Concerning aspects of this design that I do agree with and think important, look at what de’Silva has done with form with respect to the wheels. Audi cars–all but the racers–have for ages had a single-form lower body, a “pontoon” conceptually equivalent to (among others) a 1947 Kaiser, one of Howard “Dutch” Darrin’s least-pleasing projects. Wheel and grille openings were cut into that bar-of-soap shape, but the overall form in no way reflected the roundness of wheels. That’s true of many cars and explains why there are so many cases of “fenders” being applied to the sides of modern cars such as the Mercedes-Benz S-Class.
One reason many people love T-series MGs or Jaguar SS100s is that their fender shapes are obviously derived from their wheels. Pontoon Ferraris that people love almost always have voluptuous organic forms over and around the wheels. De’Silva has brought that sensibility to Audi, first with some creases along the sides of the A3, now adding a sinuous line that moves up and aft from the slightly slanted headlamps’ outer corners then drops through the doors and rises over the rear wheels. An ascending wedge line cut into the door gives dynamism to what otherwise would be bland, almost pudgy, body sides. Like most recent Audis, in fact.

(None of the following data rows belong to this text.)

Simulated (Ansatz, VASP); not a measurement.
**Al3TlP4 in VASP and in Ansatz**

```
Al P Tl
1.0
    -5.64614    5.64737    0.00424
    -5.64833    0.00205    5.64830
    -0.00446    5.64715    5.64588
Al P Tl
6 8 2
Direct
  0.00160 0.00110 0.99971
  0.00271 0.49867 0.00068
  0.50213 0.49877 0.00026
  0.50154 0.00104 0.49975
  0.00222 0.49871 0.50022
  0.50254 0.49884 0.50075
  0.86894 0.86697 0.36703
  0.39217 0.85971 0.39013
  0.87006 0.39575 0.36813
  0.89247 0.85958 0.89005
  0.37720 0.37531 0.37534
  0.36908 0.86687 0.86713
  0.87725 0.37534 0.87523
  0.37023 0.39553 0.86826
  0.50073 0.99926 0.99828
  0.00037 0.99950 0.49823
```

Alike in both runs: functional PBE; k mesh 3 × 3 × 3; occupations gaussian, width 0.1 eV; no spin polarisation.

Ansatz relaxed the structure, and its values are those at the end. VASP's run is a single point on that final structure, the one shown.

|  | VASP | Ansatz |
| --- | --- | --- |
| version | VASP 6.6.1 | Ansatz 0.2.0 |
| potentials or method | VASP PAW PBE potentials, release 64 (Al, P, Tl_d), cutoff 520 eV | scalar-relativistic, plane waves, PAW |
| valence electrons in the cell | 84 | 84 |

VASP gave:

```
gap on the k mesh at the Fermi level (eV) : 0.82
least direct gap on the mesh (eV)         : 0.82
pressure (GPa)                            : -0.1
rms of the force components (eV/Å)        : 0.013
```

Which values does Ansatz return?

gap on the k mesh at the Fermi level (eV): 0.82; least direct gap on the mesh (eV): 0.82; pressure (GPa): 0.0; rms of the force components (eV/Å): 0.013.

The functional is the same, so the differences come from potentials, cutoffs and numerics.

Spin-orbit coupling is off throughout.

European pedestrian safety requirements have caused central nose sections to rise and be rounded, as we see here. What de’Silva has done is make a soft dome of the area behind the grille, then drop the surfaces via a little joggle, then taper them outward and downward to that sinuous line. It all works well to keep the car looking rather lithe, when in fact it is not.
Not lithe, not the most beautiful car de’Silva has ever designed, but still a magnificent object that will satisfy thousands. Including me.